The oil and gas industry is in a state of transition, largely because of increasing demands. Regulatory, economic, environmental, and geopolitical components are influencing the future of energy for oil and gas companies. Modernizing processes and operations is imperative to push the sector toward resilience and survival. A key part of this change is the ability to leverage automation.
How will automation facilitate this transition, and what opportunities lie ahead to secure the future of energy?
Challenges in the Pursuit of Modernization and Digital Transformation
As the oil and gas industry looks to the future of energy, key parts of the journey are modernization and digital transformation—but the reality is complex, involving many different stakeholders, regulations, priorities, and logistical concerns. Pursuing any digital transformation initiative comes with the weighty tasks of considering all these factors and creating a path toward efficiency. Let’s look at some of the challenges you might face.
Higher Operating Costs Hinder Progress
In many areas, budgets for oil and gas are decreasing. There are fewer dollars to move operational projects forward for a variety of reasons including volatility in the market, the potential for a recession, and geopolitical turmoil. Revenue remains steady, but forecasting it requires many assumptions that haven’t played out yet.
Another concern is that operational costs are rising, and because the industry is capital expense-heavy, companies can’t just pinch pennies to reduce those costs. Especially concerning is the cost and availability of labor. The oil and gas sector, like many others, is contending with labor gaps. Workforce numbers from the Bureau of Labor Statistics (BLS) for the field saw unemployment drop to 1.8 percent in May. With fewer workers in 2023, production cannot grow at the rate it did in 2022. Additionally, to retain the workers they have, companies are increasing compensation. ExxonMobil did so by an average of 9 percent in 2022, which amounted to a 15-year high in raises at the company.
Companies have to invest more in their recruitment strategies to keep their pipeline flowing, and these budget strains require a reliable solution.
Compliance and Regulations Are Only Becoming Stricter
The oil and gas industry is steeped in compliance and regulations that impact every area of the business in some way. Adherence is a multifaceted—and non-negotiable—process. With many regulatory bodies in the U.S. and around the world eyeing oil and gas, managing all these regulations and their associated costs is becoming increasingly difficult.

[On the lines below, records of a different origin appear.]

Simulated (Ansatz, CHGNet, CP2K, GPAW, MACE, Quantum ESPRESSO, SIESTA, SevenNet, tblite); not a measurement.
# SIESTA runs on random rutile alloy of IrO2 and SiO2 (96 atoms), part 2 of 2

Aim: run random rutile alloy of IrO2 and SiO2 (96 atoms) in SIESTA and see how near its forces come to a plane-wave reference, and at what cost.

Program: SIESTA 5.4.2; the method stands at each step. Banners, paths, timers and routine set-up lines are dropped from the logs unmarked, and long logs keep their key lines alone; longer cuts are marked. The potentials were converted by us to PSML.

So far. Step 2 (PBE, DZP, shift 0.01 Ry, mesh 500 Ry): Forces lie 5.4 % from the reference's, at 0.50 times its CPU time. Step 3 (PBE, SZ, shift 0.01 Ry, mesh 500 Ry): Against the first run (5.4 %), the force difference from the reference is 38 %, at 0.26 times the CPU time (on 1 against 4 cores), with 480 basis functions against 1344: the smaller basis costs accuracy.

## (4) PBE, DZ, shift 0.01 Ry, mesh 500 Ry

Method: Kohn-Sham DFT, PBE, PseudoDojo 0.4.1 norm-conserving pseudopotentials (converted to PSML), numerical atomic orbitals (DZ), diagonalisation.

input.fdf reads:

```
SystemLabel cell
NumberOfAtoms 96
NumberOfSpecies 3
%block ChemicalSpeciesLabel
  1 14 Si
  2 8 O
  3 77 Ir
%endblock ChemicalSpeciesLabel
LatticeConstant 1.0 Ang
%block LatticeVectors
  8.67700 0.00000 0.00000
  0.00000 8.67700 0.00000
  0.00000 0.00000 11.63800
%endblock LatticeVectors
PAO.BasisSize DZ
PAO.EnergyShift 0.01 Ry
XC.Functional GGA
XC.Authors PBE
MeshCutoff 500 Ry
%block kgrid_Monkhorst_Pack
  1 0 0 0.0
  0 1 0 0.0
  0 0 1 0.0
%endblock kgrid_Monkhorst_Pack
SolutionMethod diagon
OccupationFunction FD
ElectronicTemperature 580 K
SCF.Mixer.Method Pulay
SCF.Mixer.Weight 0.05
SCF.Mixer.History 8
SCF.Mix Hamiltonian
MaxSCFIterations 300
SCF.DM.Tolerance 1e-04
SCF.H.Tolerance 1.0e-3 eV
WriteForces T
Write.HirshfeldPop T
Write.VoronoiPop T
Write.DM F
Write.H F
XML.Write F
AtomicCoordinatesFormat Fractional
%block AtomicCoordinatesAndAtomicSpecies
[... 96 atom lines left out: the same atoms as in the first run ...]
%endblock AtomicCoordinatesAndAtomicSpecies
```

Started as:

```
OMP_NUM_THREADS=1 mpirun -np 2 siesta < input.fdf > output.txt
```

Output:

Oversight must be part of all operations, and there must be constant observance of the data regarding adherence to regulations and safety protocols. As a result, oil and gas companies are struggling to digitally transform these processes in an attempt to ensure they’ve crossed every t and dotted every i.
Infrastructure Upgrades Are Necessary and Costly
The oil and gas industry is mature, which means it has aging infrastructure, equipment, and technology. Without upgrading these things, the industry may see little advancement in finding, producing, transporting, and refining oil and gas. Digital transformation and the future of energy for oil and gas is dependent on renewal and updates.
Unfortunately, legacy systems are hard to migrate, integrate, or decommission without substantial costs. With those costs in mind, oil and gas companies are pursuing digital transformation with little traction. Few have had substantial victories here; 70 percent of projects have trouble moving past the pilot phase. The industry recognizes the great value in digitization, but the digital transformation journey is often a bumpy one for companies in the oil and gas sector, which tend to be massive, global, and complex.
These factors create a volatile environment, making efficiencies harder to attain. The ability to harness the power of automation, both Robotic Process Automation (RPA) and Intelligent Process Automation (IPA), is integral for the future of energy in oil and gas.
How Can Oil and Gas Get the Most Value from Automation?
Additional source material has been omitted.